Thirteen years old in the suburbs of Denver, standing in line for Thanksgiving dinner at the Catholic church.
The servers wore crosses to shield from the sufferance plaguing the others.
Styrofoam plates, cafeteria tables,
Charity reeks of cheap wine and pity.
– Death Cab for Cutie
It's a true critique.
Somewhere along the way the cross has become a symbol of what separates Christians from others. It's become a symbol of who's in and who's out. Everywhere I go I can have a little comfort in the cross I wear, “Thank God I'm not like one of these damned souls.”
The thing is the cross should have incredibly different results. The cross is not a badge we wear to remind of us our privilege; the cross is something that will end up wearing us if we are truly following Jesus. It should serve to only further unite us with those around us. Ultimately, it's about empathy, about a love so deep, an identification with others that is so strong, that it is willing to suffer forsakenness and death.

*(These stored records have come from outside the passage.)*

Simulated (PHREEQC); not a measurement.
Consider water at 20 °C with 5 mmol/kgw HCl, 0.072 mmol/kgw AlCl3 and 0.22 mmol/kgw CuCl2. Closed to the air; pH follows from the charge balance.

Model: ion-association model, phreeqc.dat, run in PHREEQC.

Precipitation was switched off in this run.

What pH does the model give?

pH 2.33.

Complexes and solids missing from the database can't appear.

Somewhere along the way Christians have confused pity for compassion. And us/them mentality is one of the strongest things contributing to this problem. Pity is a barrier to relationship, pity is deprecating. Compassion is essentially relational and reveals itself as such.
The thing that I'm coming to realize is that this will always be so. The church will always consist of a mixed group, those who call themselves the people of God, and those who truly are.
You see, I always thought the cross that I carried was the result of empathizing with the suffering, of journeying in love relationships with the forsaken.
At best that's only half the picture.
An equally heavy, or even heavier, part of that burden is imposed by journeying with a people who claim to belong to God yet have totally rejected everything to do with God. The significance of the role of the Jewish leaders in Jesus' death is not found in their ethnicity but in the fact that they are the representatives of God's people. Ultimately, the cross is imposed because the people of God reject the Messiah. I carry this cross not simply because I journey in love relationships with the broken but because the church has placed it upon my shoulders. The only reason why Jesus' ministry did not result in a year of Jubilee and in a universal release of captives, cancellation of debts, restoration of right relationships, etc., is because the people of God rejected him. The only reason why Jesus' ministry was marked by suffering and humiliation, instead of power and glory, was because the people of God forced him to go that route. The amazing thing is that the way of suffering is, in fact, the way of glory, the way of power is found in humiliation, resurrection life is the end result of crucifixion – that's what Paul's getting at in his hymn in Philippians 2.
And, the thing is, I don't think it can be any other way. It's the same route we will travel if we are desiring to be like Christ. Our lives should be marked by victory in all things. We should be releasing all captives, giving sight to the blind, providing a feast for the hungry and joy to those in mourning. Yet, we can only do this paradoxically by entering into the forsakenness of the abandoned, the hunger of the starving and the sorrow of the mourners because the people of God, as a body, have turned their back on their vocation. Our road to glory must also be one that leads to crucifixion.